Then I got home and Brian called and I was rudely reminded that last night most certainly did not fix everything and make it happily-ever-after. It totally brought me speeding out of the clouds and crashing down to earth. I realized I can't live like this. I want to be able to share these things with the man I marry, not hide from him. Not that I'm hiding from Brian, it's just everytime we talk we fight. I know it's a good idea for us not to talk while he's on his business trip, it will give us both time to think, time for the air to clear etc so that when he comes back we can have a fresh start to talk and figure things out. So then came my realization that this is good. I've been physically and emotionally dependent on Brian through all of this. We have become one person. These weeks are going to allow us to become two people again. I don't want this to sound callous but I have a few weeks that I don't have to worry about checking in or making sure someone else is ok with me staying up late or not doing the laundry when I say I am. Furthermore, I don't have to ask about getting my haircut which BTW, I'm thinking of a Meg Ryan You've Got Mail kind of look, you know, "I'm so cool I don't even brush my hair kind of look" although I'll never have the balls to do it.
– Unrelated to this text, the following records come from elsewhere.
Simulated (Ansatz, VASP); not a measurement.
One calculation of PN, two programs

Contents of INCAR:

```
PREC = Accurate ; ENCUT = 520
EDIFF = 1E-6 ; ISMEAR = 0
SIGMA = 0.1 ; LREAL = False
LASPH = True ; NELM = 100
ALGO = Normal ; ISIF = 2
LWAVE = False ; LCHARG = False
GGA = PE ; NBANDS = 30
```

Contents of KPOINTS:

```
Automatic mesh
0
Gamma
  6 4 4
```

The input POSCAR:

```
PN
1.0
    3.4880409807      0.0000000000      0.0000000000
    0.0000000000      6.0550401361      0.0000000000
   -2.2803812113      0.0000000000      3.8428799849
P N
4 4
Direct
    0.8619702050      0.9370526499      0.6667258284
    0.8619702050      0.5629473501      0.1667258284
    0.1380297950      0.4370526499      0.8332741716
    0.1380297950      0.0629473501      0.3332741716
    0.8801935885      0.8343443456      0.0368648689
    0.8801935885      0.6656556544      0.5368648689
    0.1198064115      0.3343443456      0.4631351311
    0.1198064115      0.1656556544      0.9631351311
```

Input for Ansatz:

Brian has done an EMENSE amount of things for me. I have not had any unmet needs while I've been sick, but I've been sick and I need a break. If he were in town I would want to try to make it up to him while I was feeling better in the meantime exhausting myself because I'm doing too much. This is freedom. This is time for me. This is ok. I'm terrified of loosing him but I think this is what we need. I think Brian feels the same way, he just doesn't want to say it and risk hurting my feelings, opening himself up for another fight...I'm sure I'll be singing a different tune the day after tomorrow, remind me I said this ok?